Bonus: Student Loan Consolidation: An Homage to Good Eats

From Tumblr

I wish I had read this before college ←

Dear Class of 2011,

As you begin your college experience, I thought I’d leave you with the things that, in retrospect, I think are important as you navigate the next four years. I hope that some of them are helpful.

Here goes…

1. Your friends will change a lot over the next four years. Let them.

2. Call someone you love back home a few times a week, even if just for a few minutes.

3. In college more than ever before, songs will attach themselves to memories. Every month or two, make a mix cd, mp3 folder, whatever - just make sure you keep copies of these songs. Ten years out, they’ll be as effective as a journal in taking you back to your favorite moments.

4. Take naps in the middle of the afternoon with reckless abandon.

5. Adjust your schedule around when you are most productive and creative. If you’re nocturnal and do your best work late at night, embrace that. It may be the only time in your life when you can.

6. If you write your best papers the night before they are due, don’t let people tell you that you “should be more organized” or that you “should plan better.” Different things work for different people. Personally, I worked best under pressure - so I always procrastinated… and always kicked ass (which annoyed my friends to no end). ;-) Use the freedom that comes with not having grades first semester to experiment and see what works best for you.

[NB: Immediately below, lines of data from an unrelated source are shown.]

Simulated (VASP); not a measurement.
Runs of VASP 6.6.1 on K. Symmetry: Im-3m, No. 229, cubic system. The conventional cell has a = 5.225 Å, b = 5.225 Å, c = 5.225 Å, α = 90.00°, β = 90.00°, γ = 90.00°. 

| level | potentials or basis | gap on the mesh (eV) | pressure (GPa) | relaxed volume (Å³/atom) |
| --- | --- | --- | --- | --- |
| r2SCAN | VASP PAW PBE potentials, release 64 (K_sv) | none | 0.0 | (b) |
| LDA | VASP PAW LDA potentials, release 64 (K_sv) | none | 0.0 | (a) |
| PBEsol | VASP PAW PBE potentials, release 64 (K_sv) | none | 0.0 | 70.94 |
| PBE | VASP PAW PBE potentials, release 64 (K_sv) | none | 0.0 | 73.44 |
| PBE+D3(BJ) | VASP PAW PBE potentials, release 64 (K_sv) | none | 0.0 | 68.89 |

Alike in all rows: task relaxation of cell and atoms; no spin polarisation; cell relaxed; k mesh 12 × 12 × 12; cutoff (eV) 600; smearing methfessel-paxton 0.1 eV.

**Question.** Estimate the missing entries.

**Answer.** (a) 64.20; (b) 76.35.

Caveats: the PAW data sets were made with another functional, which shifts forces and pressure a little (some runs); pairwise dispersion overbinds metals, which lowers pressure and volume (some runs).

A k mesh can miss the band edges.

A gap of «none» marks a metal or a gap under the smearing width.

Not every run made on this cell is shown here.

7. At least a few times in your college career, do something fun and irresponsible when you should be studying. The night before my freshman year psych final, my roommate somehow scored front row seats to the Indigo Girls at a venue 2 hours away. I didn’t do so well on the final, but I haven’t thought about psych since 1993. I’ve thought about the experience of going to that show (with the guy who is now my son’s godfather) at least once a month ever since.

8. Become friends with your favorite professors. Recognize that they can learn from you too - in fact, that’s part of the reason they chose to be professors.

9. Carve out an hour every single day to be alone. (Sleeping doesn’t count.)

10. Go on dates. Don’t feel like every date has to turn into a relationship.

11. Don’t date someone your roommate has been in a relationship with.

12. When your friends’ parents visit, include them. You’ll get free food, etc., and you’ll help them to feel like they’re cool, hangin’ with the hip college kids.

13. In the first month of college, send a hand-written letter to someone who made college possible for you and describe your adventures thus far. It will mean a lot to him/her now, and it will mean a lot to you in ten years when he/she shows it to you.

14. Embrace the differences between you and your classmates. Always be asking yourself, “what can I learn from this person?” More of your education will come from this than from any classroom.

15. All-nighters are entirely overrated.

16. For those of you who have come to college in a long-distance relationship with someone from high school: despite what many will tell you, it can work. The key is to not let your relationship interfere with your college experience. If you don’t want to date anyone else, that’s totally fine! What’s not fine, however, is missing out on a lot of defining experiences because you’re on the phone with your boyfriend/girlfriend for three hours every day.

17. Working things out between friends is best done in person, not over email. (IM does not count as “in person.”) Often someone’s facial expressions will tell you more than his/her words.

18. Take risks.

19. Don’t be afraid of (or excited by) the co-ed bathrooms. The thrill is over in about 2 seconds.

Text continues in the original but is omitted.